The Assassin’s Creed series has a long and celebrated history, but the handheld side-games in its ranks have not always fared as well as its flagship titles. Previous attempts such as Bloodlines and Discovery on the PSP and DS respectively have tried hard, but never really reached the level of recognition of their console brothers. Liberation, the day-one release side title to Assassin’s Creed III, was definitely a step in the right direction, with a much more well-rounded and cinematic feel more in line with the series’ core values. The game did well enough that Ubisoft decided to give it a proper console re-release on Xbox 360, PS3 and PC… and that where we find ourselves today.
Liberation features a new lead character, gameplay elements and setting. Liberation is introduced as an entertainment product release by the anonymously evil Abstergo corporation, with no link to Desmond Miles or the modern-day Assassin troupe. You play through the life of newly introduced female Assassin Aveline de Grandpre, the noble daughter of a French diplomat in 1700’s New Orleans. Born to a white father and an African mother, Aveline lives a rich life — but that doesn’t stop her from stabbing a bunch of people in her spare time.
As a character, Aveline has many facets that have previously been unexplored by the Creed games. She is a far more light-hearted character when compared to Altair, Ezio or Connor, often joking with her allies in-between mission cutscenes. This is a welcome change to the eternally-serious and often vengeful male Assassins of games past (but we’ll try not to take that as a commentary on men in general!). In addition, Aveline is able to use her ethnicity and gender to approach the world in three distinct guises — the Assassin, the Lady and the Slave. Each role is critical in certain missions, and each gives Aveline different ways to approach her surroundings.

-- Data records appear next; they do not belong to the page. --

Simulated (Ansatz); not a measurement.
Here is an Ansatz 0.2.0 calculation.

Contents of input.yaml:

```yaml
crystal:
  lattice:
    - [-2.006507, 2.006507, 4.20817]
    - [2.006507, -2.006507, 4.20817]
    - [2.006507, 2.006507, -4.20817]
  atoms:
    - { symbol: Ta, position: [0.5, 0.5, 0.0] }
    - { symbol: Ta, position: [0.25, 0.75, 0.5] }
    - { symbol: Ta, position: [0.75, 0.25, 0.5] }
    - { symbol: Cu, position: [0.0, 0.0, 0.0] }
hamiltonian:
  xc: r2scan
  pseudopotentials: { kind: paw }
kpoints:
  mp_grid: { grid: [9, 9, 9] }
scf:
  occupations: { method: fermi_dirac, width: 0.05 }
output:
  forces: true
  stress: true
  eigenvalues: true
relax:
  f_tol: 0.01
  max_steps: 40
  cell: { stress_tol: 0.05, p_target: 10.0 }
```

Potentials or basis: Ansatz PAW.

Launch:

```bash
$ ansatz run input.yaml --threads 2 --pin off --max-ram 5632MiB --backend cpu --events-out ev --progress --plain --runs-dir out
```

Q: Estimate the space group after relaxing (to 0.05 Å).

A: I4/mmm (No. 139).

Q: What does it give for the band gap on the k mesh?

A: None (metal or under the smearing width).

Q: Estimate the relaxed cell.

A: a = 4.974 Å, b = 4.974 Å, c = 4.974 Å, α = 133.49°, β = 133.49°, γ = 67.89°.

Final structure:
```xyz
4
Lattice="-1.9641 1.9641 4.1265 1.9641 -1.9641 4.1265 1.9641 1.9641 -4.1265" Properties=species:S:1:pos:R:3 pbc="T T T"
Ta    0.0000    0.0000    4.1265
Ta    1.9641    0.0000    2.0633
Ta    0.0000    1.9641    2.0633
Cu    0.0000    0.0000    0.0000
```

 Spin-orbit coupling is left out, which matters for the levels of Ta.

The Lady doesn’t have access to the traditional free-running parkour skills the games are known for (not surprising in her giant froofy dress) and can be confronted by NPCs from poorer castes of New Orleans society, but can bypass guards with charm or bribes. Passers-by or soldiers can be conned into fighting for her, but she still has her hidden blades if it comes down to it. The Slave persona attracts attention for digressions more quickly, but can blend with other civilians or carry crates to remain unnoticed by guards, as well as being able to parkour with the best of them. The Slave also has mid-level combat ability with access to hidden blades and small weapons, and blowpipe darts to take down enemies form a distance. Finally, the traditional Assassin persona has a full array of weapons and abilities, but always has a baseline alert level for guards – they will always spot her and pursue, leading to combat if you’re not quick to move on. Mixing and matching between these three roles can vary the game experience greatly, and truly makes you think before you decide how to approach a goal.
Story-wise, Liberation follows Aveline as she navigates New Orleans and the Bayou in search of her mother, and answers for the mysteries surrounding the Spanish occupation of New Orleans. One of the great things in this title is that all the major players are actually female — our protagonist, the leader of the Bayou smugglers and Aveline’s step-mother, who often helps her smuggle slaves out of the city to freedom. Male characters generally act as supporting cast or antagonists, presenting an interesting take on gender roles in 18th century America; whilst officially the men are in charge, the women are the ones pushing the story’s events forwards.
An interesting dynamic is added in that there are “glitches” present in some of the cutscenes that are revealed to be moments of the story cut out by Abstergo to obscure the truth — references to the Templars are eliminated entirely, until they’re uncovered by a mysterious hacker going by Erudito. This name may be familiar to those who played the Facebook companion games for Assassin’s Creed II, where he/she played a similar role. In this case, Erudito (Italian for ‘truth’, by the way) introduces Citizen E to the simulation — randomly encountered NPCs who unlock the missing chunks of story when murdered. Whilst these missions are optional, they reveal a true ending to the game, beyond that unlocked by simply completing all the memory sequences. Other side missions seem more a diversion than any great contributor — I wasn’t able to figure out whether they changed much in the game environment.
Playing Liberation HD, you’re constantly reminded you’re neck-deep in a port of a handheld game. Veterans of the series will find it strange to see HUD elements that seem out of place in comparison to any other title in the franchise. Touchscreen gimmicks from the PS Vita have been clumsily translated into a traditional control scheme; Aveline has to hold the LT on Xbox 360 during moments where you can tell you’d be tapping the Vita touchscreen otherwise. For an otherwise well-rounded game, those sequences certainly take you out of the narrative, and rather harshly. Apart from that, controls are pretty much identical to other Assassin’s Creed iterations on console.
Graphically, Liberation HD looks better than its PS Vita counterpart, but that’s really to be expected.
If you’re a fan of the franchise and haven’t played the game on Vita before, this game is definitely one to consider. Liberation HD is not as free and fun as Assassin’s Creed II or the recently-released Assassin’s Creed IV: Black Flag, but it’s certainly not as restrictive as its one-time release brother, Assassin’s Creed III. If you have played through the Vita title before, it might not be a game you want to revisit again for $25 AUD, especially considering most of us have moved on to next-gen affairs. Additionally, achievement hunters beware: this is an Xbox 360 “Arcade” title and, as such, only has 400 gamerscore attributed to it. Purchase wisely, gamers.